What this book covers
- Chapter 1, Overview of the Business Problem Statement, provides a definition of the business problem faced by the data engineer. It also provides an introduction to the entire book.
- Chapter 2, A Data Engineer’s Journey – Background Challenges, elaborates on the challenges faced when building a modern data system.
- Chapter 3, A Data Engineer’s Journey – IT’s Vision and Mission, illustrates various mission and vision statements and urges you to develop one if one does not already exist. This way, you can keep your focus on the end and not deviate from your strategy.
- Chapter 4, Architecture Principles, elaborates on the need to develop principles that keep you solidly grounded in reality. Many examples are provided and explained because they drive the best practices.
- Chapter 5, Architecture Framework – Conceptual Architecture Best Practices, depicts architecture as the framework for design engineering. Too often projects go off the rails because the architecture shifts and the structure of the engineering design falls apart. Architecture is a communication tool to keep consensus, especially when things go wrong – and they always do in any engineering effort.

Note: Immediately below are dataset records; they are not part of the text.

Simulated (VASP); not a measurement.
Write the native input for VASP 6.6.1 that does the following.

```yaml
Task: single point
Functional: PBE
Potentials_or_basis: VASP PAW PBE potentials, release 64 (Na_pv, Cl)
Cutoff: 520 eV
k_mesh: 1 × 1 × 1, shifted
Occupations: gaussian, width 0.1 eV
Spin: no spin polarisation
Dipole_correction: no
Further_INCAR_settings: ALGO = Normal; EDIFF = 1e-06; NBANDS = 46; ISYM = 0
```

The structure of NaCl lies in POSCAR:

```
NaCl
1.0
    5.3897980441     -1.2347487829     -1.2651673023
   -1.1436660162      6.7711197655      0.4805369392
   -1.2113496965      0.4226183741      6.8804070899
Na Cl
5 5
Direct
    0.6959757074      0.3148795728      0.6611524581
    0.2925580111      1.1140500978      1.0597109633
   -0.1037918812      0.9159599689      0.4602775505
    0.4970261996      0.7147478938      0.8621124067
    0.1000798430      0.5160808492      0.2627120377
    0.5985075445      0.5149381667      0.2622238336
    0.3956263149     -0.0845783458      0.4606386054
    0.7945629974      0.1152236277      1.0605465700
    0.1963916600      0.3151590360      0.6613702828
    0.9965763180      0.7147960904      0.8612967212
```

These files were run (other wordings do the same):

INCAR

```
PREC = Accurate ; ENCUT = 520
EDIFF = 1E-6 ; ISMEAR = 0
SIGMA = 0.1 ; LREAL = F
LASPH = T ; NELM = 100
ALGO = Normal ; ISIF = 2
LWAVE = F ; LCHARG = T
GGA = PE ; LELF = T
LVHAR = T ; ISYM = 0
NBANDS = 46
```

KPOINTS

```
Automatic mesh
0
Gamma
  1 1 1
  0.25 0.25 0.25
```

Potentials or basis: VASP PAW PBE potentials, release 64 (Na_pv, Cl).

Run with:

- Chapter 6, Architecture Framework – Logical Architecture Best Practices, describes the need to formally define and document the architecture for all, thus tying the conceptual level to the physical level of the architecture.
- Chapter 7, Architecture Framework – Physical Architecture Best Practices, defines what will be built and eventually what was built and where it all operates.
- Chapter 8, Software Engineering Best Practice Considerations, elaborates on the software best practices needed for the data engineering effort to succeed.
- Chapter 9, Key Considerations for Agile SDLC Best Practices, discusses the project management and development processes needed to deliver a data solution.
- Chapter 10, Key Considerations for Quality Testing Best Practices, provides testing best practices for a data factory.
- Chapter 11, Key Considerations for IT Operational Service Best Practices, defines operational requirements for a data solution.
- Chapter 12, Key Considerations for Data Service Best Practices, elaborates on data services, where the focus is on refining raw data into a gem, like a diamond, with facets. It takes the focus away from servicing data as a blob. Examples are provided to illustrate this important message.
- Chapter 13, Key Considerations for Management Best Practices, gets into the details of data factory curation and processing with a focus on difficult problems to solve.
- Chapter 14, Key Considerations for Data Delivery Best Practices, continues Chapter 13’s theme but addresses difficult problem areas for a business and the impediments that can be overcome with the best practices presented.
- Chapter 15, Other Considerations – Measures, Calculations, Restatements and Data Science Best Practices, defines the analysis workbench and various tools and processes for the data consumer. This is what is necessary to deliver data at the end of the data factory.
- Chapter 16, Machine Learning Pipeline Best Practices and Processes, dives deeper into machine learning/deep learning, Generative AI (GenAI), and ways to apply knowledge engineering to cooperatively address the future vision where AI takes center stage.
- Chapter 17, Takeaway Summary – Putting It All Together, presents the book’s conclusion and parting wishes for the development of your future-proof data engineering designs.
- Chapter 18, Appendix and Use Cases, delivers on the promise to elaborate on a few high-level use cases with a primer on the technologies used in those use cases.